Formal identification and phone ownership could also be barriers so they were included in the analysis. The factors we removed from the analysis include marital status, property ownership, and household size. The nearest financial service was also excluded because we did not feel it was sufficiently interpretable. We tested the exclusion of these factors to ensure minimal impact on the results and we analyzed the data from 2015 and 2018 separately to easily enable all methods to be compared. We then compared the results between 2015 and 2018 to understand how economic development during this period may have influenced adoption.

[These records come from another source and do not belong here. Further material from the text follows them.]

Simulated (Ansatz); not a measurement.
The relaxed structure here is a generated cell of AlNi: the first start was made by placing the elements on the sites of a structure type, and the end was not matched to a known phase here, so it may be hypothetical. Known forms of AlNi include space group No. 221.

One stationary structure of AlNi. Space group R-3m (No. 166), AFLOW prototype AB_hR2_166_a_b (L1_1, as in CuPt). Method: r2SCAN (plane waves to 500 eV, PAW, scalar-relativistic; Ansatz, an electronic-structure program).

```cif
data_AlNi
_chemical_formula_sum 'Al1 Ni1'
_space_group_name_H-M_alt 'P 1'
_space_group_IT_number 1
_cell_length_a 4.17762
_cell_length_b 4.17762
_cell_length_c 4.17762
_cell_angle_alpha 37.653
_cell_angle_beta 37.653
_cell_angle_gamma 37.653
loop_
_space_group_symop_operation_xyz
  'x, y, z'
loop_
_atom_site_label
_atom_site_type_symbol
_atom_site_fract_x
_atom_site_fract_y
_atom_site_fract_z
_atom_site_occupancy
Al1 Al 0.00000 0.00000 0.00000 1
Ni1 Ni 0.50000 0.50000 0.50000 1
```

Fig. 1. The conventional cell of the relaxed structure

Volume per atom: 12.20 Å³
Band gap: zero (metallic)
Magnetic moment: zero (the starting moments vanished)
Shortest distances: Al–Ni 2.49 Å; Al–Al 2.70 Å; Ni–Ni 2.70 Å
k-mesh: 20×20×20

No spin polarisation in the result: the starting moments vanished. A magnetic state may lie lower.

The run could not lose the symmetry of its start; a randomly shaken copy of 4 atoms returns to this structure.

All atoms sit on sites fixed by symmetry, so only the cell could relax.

These variables were included in the quantitative analysis to illuminate select demographic characteristics of populations that had not been reached by mobile money. We tried to identify the unreached population rather than the population that adopted mobile money. This is contrary to traditional adoption studies, but we feel it is appropriate to align with the SDG approach of including everyone, everywhere.

Results

We use multivariate linear regression, lasso logistic regression, and decision tree models to identify predictors of people who have been unreached by mobile money services in Kenya. Using multiple models provides a complete view of the relationships in the data. The linear regression model offers interpretable statements about correlations between dependent variables and mobile money use. The logistic regression model offers superior predictions for binary classification and the fitted prediction value can be interpreted as a probability, unlike simple linear models which can produce negative predictions or values greater than 1. The decision tree adds insightful profiles of non-users and an intuitive algorithmic method for predicting non-use.

Linear Regression

The binary variables we used in the final linear regression model are phone use, formal identification, gender, and lack of education. We include dummy variables denoting different primary languages and religions. Age, population density of the county, and monthly income are the continuous variables. The coefficients describe the correlation of a variable with being “unreached” by mobile money services so positive coefficients indicate a variable is correlated with being harder to reach. For continuous variables, we interpret this as the change in probability of being unreached, associated with a unit increase in the continuous variable. For categorical variables, we interpret the coefficient as describing the change in the probability of being unreached by mobile money associated with being in that category compared to a baseline category. For binary categorical variables, the baseline is simply the opposite value — women are compared to men and people with no phone are compared to those with a phone. For multi-class categorical variables like religion and language, the baseline variables we chose are the plurality categories, which are Christianity and Swahili respectively.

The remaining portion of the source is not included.